Mathunjwa refused as he had previously clashed with Mantashe over the handling of money paid by employers to a job creation trust. Mathunjwa insisted that an independent person should chair the hearing, not Mantashe.  “My membership of the NUM was subsequently terminated,” says Mathunjwa. “I informed the union that I am not a member anymore, although I retained by job as laboratory assistant at the mine.”

Mathunjwa was, however, very popular among the workforce. Among other notable successes he forced the management of Douglas to implement a bonus system for underground workers. When a worker had died under mysterious circumstances, Mathunjwa forced management to not only deliver the body to the family in Mozambique, but also to accompany the body and explain in person the circumstances surrounding the death

Says Mathunjwa: “When the NUM terminated my membership I told them I’m out, but that they should continue on their own and elect a new branch chairperson. They immediately called as mass meeting. They were aware of my battles with NUM’s head office. At the meeting the workers decided no ways—an injury to one is an injury to all. And the whole workforce of about 3,000 resigned from the NUM.”

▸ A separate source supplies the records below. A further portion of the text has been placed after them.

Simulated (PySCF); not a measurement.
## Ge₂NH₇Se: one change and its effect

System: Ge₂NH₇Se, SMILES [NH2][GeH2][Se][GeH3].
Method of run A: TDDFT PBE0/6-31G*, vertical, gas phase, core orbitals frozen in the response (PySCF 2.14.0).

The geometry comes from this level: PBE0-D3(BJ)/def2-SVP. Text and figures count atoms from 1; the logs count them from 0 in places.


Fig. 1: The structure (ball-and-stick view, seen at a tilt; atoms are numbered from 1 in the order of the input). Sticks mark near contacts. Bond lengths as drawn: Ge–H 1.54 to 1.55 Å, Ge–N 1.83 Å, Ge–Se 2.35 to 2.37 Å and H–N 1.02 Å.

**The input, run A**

The workers investigated the possibility of joining other unions, but the culture and philosophy didn’t appeal to them. Eventually, the workforce told Mathunjwa to create a new union. He got help from Jeffrey Mphahlele, a local teacher, to register a new union with the Department of Labour. They called it the Association of Mineworkers and Construction Union (Amcu). It was officially registered in 2001.

Palane tried to convince Amcu to rejoin the NUM, but Mathunjwa refused. “I told Archie that if he becomes the General Secretary of the NUM, we will come back,” he said—something that failed to materialise when Frans Baleni won the contest to succeed Mantashe.

Amcu gained recognition at Douglas, but in subsequent years it faced an endless struggle to the gain recognition in the face of tactics by seemingly suspicious employers who were colluding with established unions. BHP Billiton, for instance, created bargaining forum at company level with a threshold of 30% membership across the group before it recognised a union.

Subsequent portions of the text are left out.